How do I trademark a website name? Does the registering
person have to be a business?
A trademark is a word, phrase, symbol or design, or a combination of words, phrases, symbols or designs, that identifies and distinguishes the source of the goods of one party from those of others.
Is registration of my mark required?
No. You can establish rights in a mark based on legitimate use of the mark. However, owning a federal trademark registration on the Principal Register provides several advantages, e.g.,
- constructive notice to the public of the registrant's claim of ownership of the mark;
- a legal presumption of the registrant's ownership of the mark and the registrant's exclusive right to use the mark nationwide on or in connection with the goods and/or services listed in the registration;
- the ability to bring an action concerning the mark in federal court;
- the use of the U.S registration as a basis to obtain registration in foreign countries; and
- the ability to file the U.S. registration with the U.S. Customs Service to prevent importation of infringing foreign goods.
More information here:
The US trademark though would come in handy in that you could file a WIPO dispute should someone attempt to use your trademark in a domain.

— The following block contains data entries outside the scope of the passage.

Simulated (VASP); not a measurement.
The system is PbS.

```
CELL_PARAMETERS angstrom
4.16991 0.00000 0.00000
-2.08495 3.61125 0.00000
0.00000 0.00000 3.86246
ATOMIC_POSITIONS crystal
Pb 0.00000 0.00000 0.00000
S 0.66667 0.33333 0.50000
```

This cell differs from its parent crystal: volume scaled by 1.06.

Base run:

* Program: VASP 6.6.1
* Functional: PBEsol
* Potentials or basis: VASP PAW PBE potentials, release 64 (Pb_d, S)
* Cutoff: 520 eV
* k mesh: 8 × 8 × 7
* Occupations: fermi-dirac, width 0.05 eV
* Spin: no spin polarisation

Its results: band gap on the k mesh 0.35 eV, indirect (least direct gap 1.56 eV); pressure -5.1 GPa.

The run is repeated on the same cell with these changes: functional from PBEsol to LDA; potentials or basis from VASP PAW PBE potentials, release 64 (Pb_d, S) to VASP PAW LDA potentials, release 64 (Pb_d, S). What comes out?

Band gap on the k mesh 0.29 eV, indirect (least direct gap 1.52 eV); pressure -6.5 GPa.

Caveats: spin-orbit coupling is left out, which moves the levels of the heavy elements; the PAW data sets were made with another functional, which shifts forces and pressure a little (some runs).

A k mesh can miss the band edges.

The State trademarks cost around $50. Which would give a little protection. But I believe that you need to be a business entity to register a State trademark. As opposed to the US trademark where a person can register.
That's what I have always done.I've been thinking of just using the mark and going with common law rights of prior usage.
I'm thinking though of not branding the site and put up banners from other sites. The domain was dropped in 2006 and I've had it for a few years. It still has the original trust and authority from the prior use. The original owners had the site since 2001 and after the site dropped they continued to have site wide links to it. The using the same niche and have been able to rank on keywords with only minor linkbuilding.
So that's where I've been kicking the idea of trademarking the name before I pimp it out.